Samuel Moyn is a Yale Law professor who teaches courses on Constitutional Law. He’s a fellow of the Soros-Koch Anti-American Quincy Institute. And he co-wrote a New York Times op-ed calling for the elimination of the Constitution.
This isn’t a bold new view. It’s what most lefties believe. They just don’t tend to say the quiet part out loud.
Moyn and Ryan D. Doerfler, a professor of law at Harvard Law, where, despite his last name, he’s described as “Chicano”, co-wrote their op-ed, “The Constitution Is Broken and Should Not Be Reclaimed”.
Harvard and Yale believe that rejecting the Constitution is exactly the point of view that should guide the future elected officials who walk through its miserably woke doors.
And the New York Times, which had a staff rebellion over publishing a Senator Tom Cotton op-ed calling for enforcing the law against racist rioters, thinks this is worth promoting.
“The real need is not to reclaim the Constitution, as many would have it, but instead to reclaim America from constitutionalism.”
And what would that look like? Glad you asked.
“The idea of constitutionalism is that there needs to be some higher law that is more difficult to change than the rest of the legal order. Having a constitution is about setting more sacrosanct rules than the ones the legislature can pass day to day. Our constitution’s guarantee of two senators to each state is an example. And ever since the American founders were forced to add a Bill of Rights to get their handiwork passed, national constitutions have been associated with some set of basic freedoms and values that transient majorities might otherwise trample.”
And that’s part of the agenda. But, most importantly, the Constitution limits the power of government. That’s a point so foreign to the thinking of the two law profs that they don’t even mention it.
They view constitutions as a means of having the government do one thing or another when the Constitution was a compromise between enabling government power and constraining it.
“liberals have been attempting to reclaim the Constitution for 50 years — with agonizingly little to show for it. It’s time for them to radically alter the basic rules of the game.”
Liberals haven’t tried to reclaim it, they’ve used elements of it where they fit its ideological purpose, such as the First Amendment, rejected those that didn’t, and sought to embed their agenda by hijacking whatever random elements of it they could, take the death penalty ban.
What Moyn and Doerfler are really arguing is that it’s time to stop using the Constitution as a facade and just nuke it. Can the Dems run on that and get 46% of the country behind them? These days probably. And there will be some alt-righters who will join the party by explaining why the Constitution constraints government power too much.
And that real patriotism means abolishing the Constitution. It’s the one thing Communists and Nazis are likely to agree on after all.
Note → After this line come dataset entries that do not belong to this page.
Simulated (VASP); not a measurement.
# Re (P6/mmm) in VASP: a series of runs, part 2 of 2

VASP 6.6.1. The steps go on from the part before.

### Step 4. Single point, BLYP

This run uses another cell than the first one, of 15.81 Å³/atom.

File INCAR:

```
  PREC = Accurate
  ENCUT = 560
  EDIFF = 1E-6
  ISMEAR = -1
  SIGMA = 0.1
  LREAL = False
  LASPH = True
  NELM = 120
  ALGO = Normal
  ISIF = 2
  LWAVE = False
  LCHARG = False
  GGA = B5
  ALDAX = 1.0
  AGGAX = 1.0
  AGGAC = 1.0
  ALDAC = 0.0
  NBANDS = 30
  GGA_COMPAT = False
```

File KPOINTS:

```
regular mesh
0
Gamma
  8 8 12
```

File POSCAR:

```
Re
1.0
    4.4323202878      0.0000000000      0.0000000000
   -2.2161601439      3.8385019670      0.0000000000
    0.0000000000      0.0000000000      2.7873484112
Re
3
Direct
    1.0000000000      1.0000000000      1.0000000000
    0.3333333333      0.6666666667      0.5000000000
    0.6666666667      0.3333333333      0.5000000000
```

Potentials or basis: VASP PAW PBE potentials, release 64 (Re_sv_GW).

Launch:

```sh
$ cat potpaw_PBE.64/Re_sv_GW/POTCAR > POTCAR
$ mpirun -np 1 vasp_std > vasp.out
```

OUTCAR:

“progressives are forced to navigate hard-wired features, like the Electoral College and the Senate, designed as impediments to redistributive change”
There it is. The Constitution is an obstacle to “redistributive change” As it was designed to be. If the lefties are to create their wonderful people’s republic and take away all our rights, they need to take away the Constitution.
It was always going to happen that way.
“Why justify our politics by the Constitution or by calls for some renovated constitutional tradition?”
Indeed. If we have no use for America or the very concept of limitations on government power, why bother? At some point the scam has to end, why not now?
“It’s difficult to find a constitutional basis for abortion or labor unions in a document written by largely affluent men more than two centuries ago. It would be far better if liberal legislators could simply make a case for abortion and labor rights on their own merits without having to bother with the Constitution.”
Wouldn’t it be nice if we could set up a bureau of disinformation to monitor everyone’s speech without having to bother with the Constitution?
“By leaving democracy hostage to constraints that are harder to change than the rest of the legal order, constitutionalism of any sort demands extraordinary consensus for meaningful progress.”
Extraordinary consensus.
And if you want radical change, the Constitution stands in the way. Who’s afraid of Extraordinary Consensus as a barrier? Aspiring tyrants.
“It conditions democracy in which majority rule always must matter most on surviving vetoes from powerful minorities “
As the Framers meant to prevent exactly this state of affairs.
“The Constitution prevents us from letting 51% of the country decide to send the other 49% to gulags. We need to get rid of it.”
“the way to seek real freedom will be to use procedures consistent with popular rule.”
Populism is now real freedom. Who knew?
Real freedom means dispensing with constraints on government authority and minority rights.
“One way to get to this more democratic world is to pack the Union with new states.”
Nothing says democracy like rigging the entire system to make elections irrelevant. And nothing says freedom like taking away limitations on the power of government.
“More aggressively, Congress could simply pass a Congress Act, reorganizing our legislature in ways that are more fairly representative of where people actually live and vote, and perhaps even reducing the Senate to a mere “council of revision” (a term Jamelle Bouie used to describe the Canadian Senate), without the power to obstruct laws.”
“In so doing, Congress would be pretty openly defying the Constitution to get to a more democratic order — and for that reason would need to insulate the law from judicial review. Fundamental values like racial equality or environmental justice would be protected not by law that stands apart from politics but — as they typically are — by ordinary expressions of popular will. And the basic structure of government, like whether to elect the president by majority vote or to limit judges to fixed terms, would be decided by present electorate as opposed to one from some foggy past.”
And then we could declare a People’s Republic of America and shoot everyone who disagrees to protect the environment, racial equity and the new revolution.
The Constitution and the Bill of Rights exist because the Founders and the Framers saw these people coming centuries ago. They didn’t win then. We must hope that they don’t win now.